Open-Sora Where does zero-padding to image happen in the code?

From the report_03, it said

For both stage 1 and stage 2 training, we adopt 20% images and 80% videos. Following Magvit-v2, we train video using 17 frames, while zero-padding the first 16 frames for image. However, we find that this setting leads to blurring of videos with length different from 17 frames. Thus, in stage 3, we use a random number within 34 frames for mixed video length training (a.k.a., zero-pad the first 43-n frames if we want to train a n frame video), to make our VAE more robust to different video lengths. Our training and inference code is available in the Open-Sora 1.2 release.

However, I did not find the zero-padding operation in the code. Is there any mistake in the doc? How to you handle image-video mixed training exactly?

I list some of my findings below.

For VAE training, this line REPEATS the image according to the T-dim

# repeat
video = image.unsqueeze(0).repeat(self.num_frames, 1, 1, 1)

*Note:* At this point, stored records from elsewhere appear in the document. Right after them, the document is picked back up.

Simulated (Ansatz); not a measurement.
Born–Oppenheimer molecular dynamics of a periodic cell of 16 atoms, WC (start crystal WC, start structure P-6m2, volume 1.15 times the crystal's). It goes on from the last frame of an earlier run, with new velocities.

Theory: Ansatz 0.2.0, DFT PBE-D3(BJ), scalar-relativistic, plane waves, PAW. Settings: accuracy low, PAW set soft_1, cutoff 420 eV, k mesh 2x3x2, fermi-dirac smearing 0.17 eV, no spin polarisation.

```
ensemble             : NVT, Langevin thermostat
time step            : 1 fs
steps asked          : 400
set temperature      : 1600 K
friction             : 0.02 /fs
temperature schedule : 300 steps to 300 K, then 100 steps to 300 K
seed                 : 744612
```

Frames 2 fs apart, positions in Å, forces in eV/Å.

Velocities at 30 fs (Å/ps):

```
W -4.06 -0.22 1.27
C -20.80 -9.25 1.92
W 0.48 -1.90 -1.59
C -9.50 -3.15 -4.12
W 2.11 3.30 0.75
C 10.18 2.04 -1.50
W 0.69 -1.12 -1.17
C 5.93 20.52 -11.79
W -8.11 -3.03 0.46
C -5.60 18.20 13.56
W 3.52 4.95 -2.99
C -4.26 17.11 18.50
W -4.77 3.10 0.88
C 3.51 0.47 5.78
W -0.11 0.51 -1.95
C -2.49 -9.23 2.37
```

For diffusion training, images are loaded directly add the T-dim WITHOUT expansion through this line

# repeat
video = image.unsqueeze(0)

In VAE_Temporal, there is a padding operation in this line

time_padding = (
    0
    if (x.shape[2] % self.time_downsample_factor == 0)
    else self.time_downsample_factor - x.shape[2] % self.time_downsample_factor
)
x = pad_at_dim(x, (time_padding, 0), dim=2)

However, the padding length is not micro_frame_size (17) but time_downsample_factor (4).

Jul 29 '24 07:07 flymin

This issue is stale because it has been open for 7 days with no activity.

Aug 06 '24 01:08 github-actions[bot]

Any update on this?

Aug 06 '24 03:08 flymin

This issue is stale because it has been open for 7 days with no activity.

Aug 15 '24 01:08 github-actions[bot]

This issue was closed because it has been inactive for 7 days since being marked as stale.

Aug 22 '24 01:08 github-actions[bot]